The answer is probably the same reason why I am fond of FA Hayek. In preparation for an undergraduate seminar I am running on Hayek, I came across a thought that is as powerful as the one I have at the top of the website. Here it is, if not in exact form:

“the main merit of individualism is that it is a system under which bad men can do least harm. It is a social system that does not depend on its function finding good men to run it, or to have men become better than they are, but which makes use of men in all their given variety and complexity, sometimes good and sometimes bad, sometimes intelligent but more often stupid … the danger is not that some particular class is not fit to govern, every class is unfit to govern, the laws of liberty tend to abolish the reign of race over race and faith over faith

The Communist purges happened because idealists on the left could not appreciate the wisdom of this insight. Much political bickering occurs today for the same reason. This is an application of the way I think about my religious and economic life.

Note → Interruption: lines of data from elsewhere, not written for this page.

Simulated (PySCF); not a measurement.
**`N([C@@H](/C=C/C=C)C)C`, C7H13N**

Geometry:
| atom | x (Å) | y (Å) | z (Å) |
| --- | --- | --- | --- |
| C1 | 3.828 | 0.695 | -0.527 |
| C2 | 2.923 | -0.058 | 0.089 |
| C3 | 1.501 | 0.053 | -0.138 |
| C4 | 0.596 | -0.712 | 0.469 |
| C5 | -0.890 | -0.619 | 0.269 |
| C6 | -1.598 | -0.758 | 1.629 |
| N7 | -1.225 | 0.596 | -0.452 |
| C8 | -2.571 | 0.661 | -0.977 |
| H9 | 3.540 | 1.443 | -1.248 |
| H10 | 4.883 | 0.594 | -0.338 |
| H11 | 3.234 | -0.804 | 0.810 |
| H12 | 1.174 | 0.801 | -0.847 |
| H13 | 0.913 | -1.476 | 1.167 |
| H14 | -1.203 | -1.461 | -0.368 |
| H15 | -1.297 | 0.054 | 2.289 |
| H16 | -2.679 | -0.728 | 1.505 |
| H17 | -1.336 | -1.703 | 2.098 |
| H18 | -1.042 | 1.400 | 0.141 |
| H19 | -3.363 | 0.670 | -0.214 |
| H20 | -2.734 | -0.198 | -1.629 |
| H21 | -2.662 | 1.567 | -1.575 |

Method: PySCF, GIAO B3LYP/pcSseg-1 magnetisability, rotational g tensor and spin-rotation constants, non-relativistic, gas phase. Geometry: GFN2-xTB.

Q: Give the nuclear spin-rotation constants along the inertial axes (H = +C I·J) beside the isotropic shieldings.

Whereby the Catholic faith encouraged me as a child to live by the Golden Rule, “Do Unto Others as You Would Have Them Do Unto You” I have morphed into my current life to live by a different rule, what the late Paul Heyne called, “the Silver Rule.” What is such a rule? Before stating it, it is a rule that is necessary for living in a complex world of billions of people, in a world where multitudes of information whiz  by each of us every nanosecond at the speed of ligjt, it is a rule that is necessary in a world of strong self interest, and where men are not omniscient and all powerful. In short, it is the only way I see you can live your non-family life  – and the older I get, I feel like much of your family life should be run this way – at least between the adults. I have been called misanthropic for following such a rule, but I believe the evidence of human history is squarely in my (and Hayek’s) side. So what is this so called Silver Rule?

“Do not do unto others as you would not wish done to you.”

We will explore the implications of such a view over the course of the next  3 or 4 months.